Interpublic Group of Companies, Inc. (IPG) Friday reported a wider-than-expected loss for its first-quarter, reflecting higher expenses. Meanwhile, revenues increased and beat analysts' expectations.
The providers of advertising and marketing services posted a quarterly net loss of $59.2 million or $0.14 per share, wider than $45.9 million or $0.10 per share in the previous year.
On average, 17 analysts polled by Thomson Reuters expected the company to report a loss of $0.12 per share for the quarter. Analysts' estimates typically exclude special items.
Seasonal operating loss was $42.4 million, compared to an operating loss of $39.4 million last year.
Quarterly revenue increased 2.4 percent to $1.54 billion, and came above analysts' estimate of $1.53 billion. In the U.S., revenues grew 1.7 percent to $894.4 million. International revenues were $648.6 million, up 3.4 percent from the preceding year.
Organic revenue growth was 2.3 percent, with an organic revenue increase of 4.9 percent internationally and 0.5 percent in the U.S.
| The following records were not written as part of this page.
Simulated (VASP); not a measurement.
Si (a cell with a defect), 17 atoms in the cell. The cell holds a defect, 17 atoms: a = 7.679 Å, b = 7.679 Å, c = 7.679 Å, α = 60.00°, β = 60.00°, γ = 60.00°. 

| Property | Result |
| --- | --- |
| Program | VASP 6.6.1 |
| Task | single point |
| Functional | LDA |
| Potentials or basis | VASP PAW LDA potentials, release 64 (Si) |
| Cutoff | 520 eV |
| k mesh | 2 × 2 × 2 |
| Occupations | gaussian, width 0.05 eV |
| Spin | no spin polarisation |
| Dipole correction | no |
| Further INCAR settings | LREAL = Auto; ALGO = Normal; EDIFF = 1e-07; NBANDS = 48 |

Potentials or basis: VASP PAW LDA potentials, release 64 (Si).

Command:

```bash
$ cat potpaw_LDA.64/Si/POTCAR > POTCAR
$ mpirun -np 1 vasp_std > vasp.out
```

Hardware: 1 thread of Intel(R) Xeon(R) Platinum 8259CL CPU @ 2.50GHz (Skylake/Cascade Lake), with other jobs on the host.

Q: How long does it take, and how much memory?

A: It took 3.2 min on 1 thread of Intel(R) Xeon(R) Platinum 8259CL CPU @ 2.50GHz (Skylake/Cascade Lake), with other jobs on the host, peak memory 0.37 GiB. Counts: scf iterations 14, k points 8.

Michael Roth, chairman and CEO of the company said, "Key drivers of performance included our strong operations in emerging economies, the quality digital offerings embedded across the group, our media and marketing services companies, as well as our substantial US operations."
Total operating expenses increased to $1.59 billion from $1.55 billion a year earlier. During the quarter, salaries and related expenses rose 2.5 percent, and office and general expenses advanced 2.7 percent from the preceding year.
IPG is currently trading at $13.41, up 3.79 percent on the NYSE.